DE Power Series

• Jan 11th 2011, 01:50 PM
dwsmith
DE Power Series
The coefficients of a certain power series

$\displaystyle\mbox{P(s,t)}=\sum_{m=0}^{\infty}\sum _{n=0}^{\infty}a_{m,n}s^mt^n$

satisfy

$3(m+1)a_{m+1,n}-(n+1)a_{m,n+1}+a_{m,n}=0$

and it is known that $\mbox{P(t,t)}=\exp{(2t)}$. Find $\mbox{P(s,t)}$.
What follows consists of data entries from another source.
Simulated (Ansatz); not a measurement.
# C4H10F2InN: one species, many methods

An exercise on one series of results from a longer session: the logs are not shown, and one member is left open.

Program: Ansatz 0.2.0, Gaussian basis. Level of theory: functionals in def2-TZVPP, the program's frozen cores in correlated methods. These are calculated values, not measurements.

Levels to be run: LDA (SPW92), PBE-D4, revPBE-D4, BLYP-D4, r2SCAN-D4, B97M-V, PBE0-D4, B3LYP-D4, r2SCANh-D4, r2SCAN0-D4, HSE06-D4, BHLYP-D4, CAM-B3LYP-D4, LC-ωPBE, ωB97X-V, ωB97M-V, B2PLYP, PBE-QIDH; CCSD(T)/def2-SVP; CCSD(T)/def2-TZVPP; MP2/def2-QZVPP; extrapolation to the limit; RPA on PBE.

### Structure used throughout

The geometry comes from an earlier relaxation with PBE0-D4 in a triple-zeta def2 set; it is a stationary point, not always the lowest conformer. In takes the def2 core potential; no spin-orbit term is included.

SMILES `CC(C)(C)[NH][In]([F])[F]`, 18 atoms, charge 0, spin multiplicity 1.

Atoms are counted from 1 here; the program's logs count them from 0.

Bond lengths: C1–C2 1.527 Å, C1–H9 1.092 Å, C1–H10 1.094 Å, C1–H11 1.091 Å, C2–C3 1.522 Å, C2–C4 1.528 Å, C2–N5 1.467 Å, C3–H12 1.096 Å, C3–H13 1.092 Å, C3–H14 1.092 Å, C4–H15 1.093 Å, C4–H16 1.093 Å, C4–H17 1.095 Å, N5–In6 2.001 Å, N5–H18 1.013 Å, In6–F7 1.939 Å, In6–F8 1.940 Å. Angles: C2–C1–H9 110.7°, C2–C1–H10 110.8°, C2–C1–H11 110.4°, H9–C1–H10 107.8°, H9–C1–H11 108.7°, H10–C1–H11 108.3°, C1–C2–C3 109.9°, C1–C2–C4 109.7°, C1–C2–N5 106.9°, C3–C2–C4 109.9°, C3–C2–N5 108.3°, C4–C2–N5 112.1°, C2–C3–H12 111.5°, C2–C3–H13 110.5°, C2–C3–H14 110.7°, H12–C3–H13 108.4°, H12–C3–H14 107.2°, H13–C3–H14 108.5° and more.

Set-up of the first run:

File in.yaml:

$\displaystyle\mbox{P}_s=\sum_{m=1}^{\infty}\sum_{n =0}^{\infty}a_{m,n}ms^{m-1}t^n$

$\displaystyle\mbox{P}_t=\sum_{m=0}^{\infty}\sum_{n =1}^{\infty}a_{m,n}ns^{m}t^{n-1}$

$\displaystyle c_1\sum_{m=1}^{\infty}\sum_{n=0}^{\infty}a_{m,n}ms ^{m-1}t^n+c_2\sum_{m=0}^{\infty}\sum_{n=1}^{\infty}a_{ m,n}ns^{m}t^{n-1}+c_3\sum_{m=0}^{\infty}\sum_{n=0}^{\infty}a_{m,n }s^mt^n=0$

Is this how it should be approached?
• Jan 11th 2011, 02:27 PM
snowtea
Try $c_1=3, c_2 = -1, c_3 = 1$
• Jan 11th 2011, 02:28 PM
dwsmith
Quote:

Originally Posted by snowtea
Try $c_1=3, c_2 = -1, c_3 = 1$

Ok, so that is how it is done with those types of questions?
• Jan 11th 2011, 02:30 PM
snowtea

$
\displaystyle \sum_{m=1}^{\infty}\sum_{n=0}^{\infty}a_{m,n}ms^{m-1}t^n
= \sum_{m=0}^{\infty}\sum_{n=0}^{\infty}a_{m+1,n}(m+ 1)s^mt^n
$
• Jan 11th 2011, 02:31 PM
dwsmith
Quote:

Originally Posted by snowtea

$
\displaystyle \sum_{m=1}^{\infty}\sum_{n=0}^{\infty}a_{m,n}ms^{m-1}t^n
= \sum_{m=0}^{\infty}\sum_{n=0}^{\infty}a_{m+1,n}(m+ 1)s^mt^n
$

I understand that. I wasn't sure if doing this (see below) was the correct procedure.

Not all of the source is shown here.